This is roughly equivalent to how the StringParser works internally except this method requires you to know the format of the RDF in advance.

Reading RDF as a stream

Sometimes you may wish to read RDF in a stream oriented fashion, please see the Advanced Parsing section of this page for how to do that.

Serialization Variants

Several of the supported RDF serialisations have multiple variants of them with differing syntax rules.
Where multiple variants are supported dotNetRDF will default to accepting the most recent supported variant for input but will use the most conservative format for output (this is often, though not always the oldest variant).

However in some cases you may want to directly decide which syntax variant you use, in this case typically you construct a parser and provide a value from the relevant syntax enumeration e.g.

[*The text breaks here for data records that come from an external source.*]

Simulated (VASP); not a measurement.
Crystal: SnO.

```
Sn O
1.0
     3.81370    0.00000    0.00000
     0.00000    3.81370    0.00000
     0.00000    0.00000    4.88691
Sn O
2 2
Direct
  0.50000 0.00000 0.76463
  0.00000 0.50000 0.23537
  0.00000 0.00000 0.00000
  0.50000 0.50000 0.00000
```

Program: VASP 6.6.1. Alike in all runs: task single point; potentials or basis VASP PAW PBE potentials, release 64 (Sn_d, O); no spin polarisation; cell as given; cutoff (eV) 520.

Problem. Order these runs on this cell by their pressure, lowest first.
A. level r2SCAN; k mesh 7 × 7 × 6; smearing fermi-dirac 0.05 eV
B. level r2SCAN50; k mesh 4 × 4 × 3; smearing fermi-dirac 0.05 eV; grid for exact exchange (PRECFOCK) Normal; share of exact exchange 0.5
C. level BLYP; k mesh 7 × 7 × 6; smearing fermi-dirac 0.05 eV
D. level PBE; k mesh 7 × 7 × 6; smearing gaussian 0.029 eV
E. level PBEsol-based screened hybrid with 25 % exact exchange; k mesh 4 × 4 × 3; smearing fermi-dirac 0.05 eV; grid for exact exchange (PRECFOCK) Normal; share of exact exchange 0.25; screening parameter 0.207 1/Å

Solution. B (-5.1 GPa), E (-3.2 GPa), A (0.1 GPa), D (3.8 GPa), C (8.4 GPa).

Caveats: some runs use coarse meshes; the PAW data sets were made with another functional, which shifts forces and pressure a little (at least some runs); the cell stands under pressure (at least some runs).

// Create a NTriples parser that uses the older stricter syntax
NTriplesParser parser = new NTriplesParser(NTriplesSyntax.Original);

Consult the documentation for a specific parser to see if multiple serialisation variants are supported.

Parser Configuration

Some Parsers have additional configuration which can be used to change their behaviour. For example if a Parser implements the ITraceableTokeniser interface then the TraceTokeniser property can be used to ask for Tokeniser Trace to be output to the Console. Similarly if it implements ITraceableParser then the TraceParsing property can be used to ask for Parsing Trace to be output. These features are often useful when debugging to discover why an RDF document is failing to parse since you can see how the input is being tokenised and parsed.

Additionally some Parsers allow you to instantiate them with a TokenQueueMode. This controls the type of queue used in the tokeniser process and can potentially affect the speed of parsing (though in most cases there is minimal difference). The available modes are:

Queue Mode Queue Behaviour
TokenQueueMode.QueueAllBeforeParsing The entire file is tokenised before parsing commences
TokenQueueMode.SynchronousBufferDuringParsing The file is tokenised as parsing proceeds, a limited number of Tokens are generated and buffered each time the parser asks for a Token.
TokenQueueMode.AsychronousBufferDuringParsing The file is tokenised in the background while parsing proceeds, if the parser asks for a Token and the tokeniser has yet to produce enough Tokens then the parser must wait for a Token to become available.

Store Parsers

Store Parsers differ from Graph Parsers in that the input they parse may contain multiple Graphs and so their output is actually a Triple Store rather than a single Graph. You will often see Store Parsers referred to as RDF Dataset parsers.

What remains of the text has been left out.